Subnet-evm currently supports serving blocks to peers (this is used in the last step of state sync to fetch the most recent 256 blocks from peers as their hashes are accessible to application code via BLOCKHASH opcode).

Relevant code:

  • Request handling code
  • Example request making code

This feature should also be added to coreth.

Discussion and alternatives [TODO: add any relevant alternatives, and document limitations of the approach. Notably using the proposed alternative above does not improve data availability for bootstrapping, since the proposerVM header / block is not synced.]

Open questions [TODO: add any open questions]

darioush avatar Oct 03 '23 16:10 darioush

Should this be supported from the ProposerVM?

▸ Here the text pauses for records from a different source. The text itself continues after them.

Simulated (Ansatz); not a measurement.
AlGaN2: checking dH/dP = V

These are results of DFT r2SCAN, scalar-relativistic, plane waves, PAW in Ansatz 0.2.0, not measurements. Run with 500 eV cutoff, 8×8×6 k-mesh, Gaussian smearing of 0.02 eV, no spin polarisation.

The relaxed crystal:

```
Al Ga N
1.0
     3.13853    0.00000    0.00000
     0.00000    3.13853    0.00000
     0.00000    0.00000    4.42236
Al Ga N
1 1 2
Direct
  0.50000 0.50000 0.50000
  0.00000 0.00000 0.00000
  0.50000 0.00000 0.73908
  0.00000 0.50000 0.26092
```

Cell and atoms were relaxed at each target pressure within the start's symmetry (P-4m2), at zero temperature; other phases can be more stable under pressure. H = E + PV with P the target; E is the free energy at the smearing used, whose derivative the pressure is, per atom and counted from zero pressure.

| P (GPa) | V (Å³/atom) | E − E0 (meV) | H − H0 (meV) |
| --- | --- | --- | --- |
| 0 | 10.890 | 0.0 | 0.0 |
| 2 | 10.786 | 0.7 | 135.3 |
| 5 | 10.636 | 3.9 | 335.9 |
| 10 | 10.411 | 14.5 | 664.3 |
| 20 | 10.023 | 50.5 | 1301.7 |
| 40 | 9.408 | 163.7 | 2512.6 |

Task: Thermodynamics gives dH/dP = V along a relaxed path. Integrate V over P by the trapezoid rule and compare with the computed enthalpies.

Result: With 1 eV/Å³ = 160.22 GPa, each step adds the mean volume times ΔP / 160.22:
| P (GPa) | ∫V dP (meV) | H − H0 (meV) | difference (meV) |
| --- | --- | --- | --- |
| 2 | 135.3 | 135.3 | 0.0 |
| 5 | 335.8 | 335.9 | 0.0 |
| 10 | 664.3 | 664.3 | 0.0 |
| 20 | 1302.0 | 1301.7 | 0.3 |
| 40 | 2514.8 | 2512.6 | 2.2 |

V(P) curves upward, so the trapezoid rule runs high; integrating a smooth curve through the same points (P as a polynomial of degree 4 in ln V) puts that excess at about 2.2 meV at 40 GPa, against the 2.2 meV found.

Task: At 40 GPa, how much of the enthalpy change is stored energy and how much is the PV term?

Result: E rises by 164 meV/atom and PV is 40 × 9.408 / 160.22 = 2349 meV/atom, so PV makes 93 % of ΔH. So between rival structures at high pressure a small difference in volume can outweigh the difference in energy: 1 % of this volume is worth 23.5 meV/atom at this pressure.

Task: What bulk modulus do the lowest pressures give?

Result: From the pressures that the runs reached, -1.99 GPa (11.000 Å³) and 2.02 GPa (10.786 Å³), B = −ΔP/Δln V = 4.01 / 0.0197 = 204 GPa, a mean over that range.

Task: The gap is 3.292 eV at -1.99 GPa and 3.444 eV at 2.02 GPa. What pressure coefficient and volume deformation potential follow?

aaronbuchwald avatar Oct 03 '23 16:10 aaronbuchwald

@aaronbuchwald, @darioush a clean way to introduce this feature is the following:

  1. Extend StateSyncableVM interface to introduce methods to
    • Check is the VM wants to backfil blocks when state sync is done (so this will become a VM config), and if so, what block should we start backfilling from (it should be last accepted block normally, but could be a lower block in case of vm restart).
    • Provide the VM the downloaded blocks to backfil. This let us avoid block.Accept calls, and use an ad hoc method to parse and store the block in whatever state and indexes the VM has without accepting them
  2. Only when state sync is done, and the engine is notified that state sync is done, we can start downloading blocks to backfill with GetAncestor call. GetAncestors call is currently used during bootstrapping, so we may need to defer blocks backfilling to when boostrap is done to avoid mixing requests. I think this meet expectation that VM should state sync as fast as possible and only then it should work on backfilling history while accepting new blocks.

I would avoid the solution where the VM issues blocks requests, shortcirtuiting the proposerVM as we may end up breaking some of the invariants that the VM. Now sure if @StephenButtolph has visiblity/opinions on this.

abi87 avatar Oct 05 '23 13:10 abi87

I think extending StateSyncable (or a new interface) is a good idea, since we have used this method for the VM to signal the engine it has some optional capabilities. Perhaps the VM can return the range of blocks it wishes to backfill.

I agree that using the engine is preferable to the VM requesting, since as you mention the VM requesting approach has the following cons:

  • Each VM will need to implement this
  • ProposerVM style wrapping will not work and as a result this will not help data availability with bootstrapping.

We should allow the backfill to occur whether the VM has just finished state syncing or even if state syncing is disabled (eg, a VM may turn on state sync to join the network, then turn it off for later but I think we should still be able to backfill in this case)

darioush avatar Oct 05 '23 15:10 darioush

@darioush I am thinking to adding this methods to the StateSyncableVM interface:

  1. BackfillBlocksEnabled(ctx context.Context) (ids.ID, error) returns whether VM wants to backfil and from which blockID it needs to start
  2. BackfillBlocks(ctx context.Context, blocks [][]byte) error to pass downloaded blocks. Error can be used to signal that VM wants to stop (with a special error flag), not just that there were some errors in parsing downloaded blocks.

It's a bit weird to backfil in case state sync is not enabled? I view backfilling as a completion of the state sync process rather than as a stand alone feature: non state syncable VMs should not be provided with backfilled blocks, and I guess neither should VM whose state sync is disabled? We can discuss about this

abi87 avatar Oct 05 '23 16:10 abi87

Could we switch from using a special case error to returning a boolean to indicate backfill should stop?

Other than that, I think this is the right approach.

We should keep the interface simpler and support a single starting point maintained by the VM to backfill from rather than asking for multiple block ranges to keep things simple and if the VM ends up having part of that range filled in, it can skip over handling those blocks within BackfillBlocks or we can revise BackfillBlocks to support signaling that it should skip a certain number of blocks.

aaronbuchwald avatar Oct 06 '23 20:10 aaronbuchwald

Related issue: https://github.com/ava-labs/avalanchego/issues/2345

ceyonur avatar Jan 08 '24 10:01 ceyonur